A government-convened taskforce that brought together major Australian Internet service providers (ISPs) and representatives of digital platforms has called for “legislative amendments to establish a content blocking framework for terrorist and extreme violent material online in crisis events”.
The government over the weekend released the report of the Australian Taskforce To Combat Terrorist And Extreme Violent Material Online, which made the recommendation.
While legislative measures are pursued by the government, the report says, the eSafety Commissioner should work with telco industry group Communications Alliance to develop a protocol that would govern the “interim use” by the commissioner of section 581(2A) of the Telecommunications Act to block services during an “online crisis event”.
S581(2A) is a short but broadly worded section of the act allowing the commissioner to issue written directions to a carrier or service provider “in connection with performing any of the Commissioner’s functions or exercising any of the Commissioner’s powers”.
The use of Section 313(a) of the Telco Act has come under significant scrutiny over the last few years. S313(a) creates a similar power for a broad array of federal, state and territory government agencies, allowing them to issue notices to telcos that requiring the telcos to render assistance in relation to enforcing criminal laws, protecting national security, and protecting public revenue.

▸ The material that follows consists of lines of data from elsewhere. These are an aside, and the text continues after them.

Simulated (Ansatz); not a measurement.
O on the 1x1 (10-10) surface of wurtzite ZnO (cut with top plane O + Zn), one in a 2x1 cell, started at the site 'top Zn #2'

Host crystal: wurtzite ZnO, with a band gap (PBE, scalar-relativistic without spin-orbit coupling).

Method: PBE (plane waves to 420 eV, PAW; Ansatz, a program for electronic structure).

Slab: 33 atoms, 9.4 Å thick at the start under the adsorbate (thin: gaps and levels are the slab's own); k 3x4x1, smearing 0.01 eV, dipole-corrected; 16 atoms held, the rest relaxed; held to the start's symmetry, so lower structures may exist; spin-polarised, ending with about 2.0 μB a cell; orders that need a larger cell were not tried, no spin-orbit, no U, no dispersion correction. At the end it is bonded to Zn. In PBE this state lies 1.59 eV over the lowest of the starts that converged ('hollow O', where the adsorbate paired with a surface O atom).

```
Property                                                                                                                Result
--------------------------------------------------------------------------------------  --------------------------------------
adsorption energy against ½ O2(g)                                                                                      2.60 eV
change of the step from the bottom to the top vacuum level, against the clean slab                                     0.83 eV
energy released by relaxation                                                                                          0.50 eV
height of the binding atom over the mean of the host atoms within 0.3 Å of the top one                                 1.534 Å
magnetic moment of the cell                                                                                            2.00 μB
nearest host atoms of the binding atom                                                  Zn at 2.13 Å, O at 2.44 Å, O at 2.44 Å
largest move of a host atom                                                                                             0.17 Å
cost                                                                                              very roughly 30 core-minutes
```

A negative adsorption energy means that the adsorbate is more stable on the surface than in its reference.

The report defines an “online crisis event” as an event “that involves terrorist or extreme violent material being disseminated online in a manner likely to cause significant harm to the Australian community, and that warrants a rapid, coordinated and decisive response by industry and relevant government agencies”.
The taskforce’s report recommends that the eSafety Commissioner consider using that section of the act to “direct the ISPs currently blocking domains hosting the footage of the Christchurch attacks and the alleged perpetrator’s manifesto to maintain these blocks while the feasibility of longer-term arrangements is assessed”.
In the wake of the Christchurch terror attack, Telstra, Optus and Vodafone all took steps to block sites that hosted copies of the video made by the gunman. Facebook Live was used to stream the attack.
The blocked sites included 8chan, 4chan and Voat.
The taskforce was established out of a post-Christchurch summit convened by Prime Minister Scott Morrison. That summit included representatives of Facebook, YouTube, Amazon, Microsoft and Twitter, as well as telcos Telstra, Vodafone, TPG and Optus, heads of government agencies, Attorney-General Christian Porter, the then communications minister Senator Mitch Fifield, and home affairs minister Peter Dutton.
Major tech companies in May signed the ‘Christchurch Call’ which included a number of the measures contemplated by the report and included a commitment to tackling the “dissemination of terrorist and violent extremist content” using online services.
Earlier this year the government passed legislation imposing new obligations on online service providers when it comes to reporting and removing “abhorrent violent material”.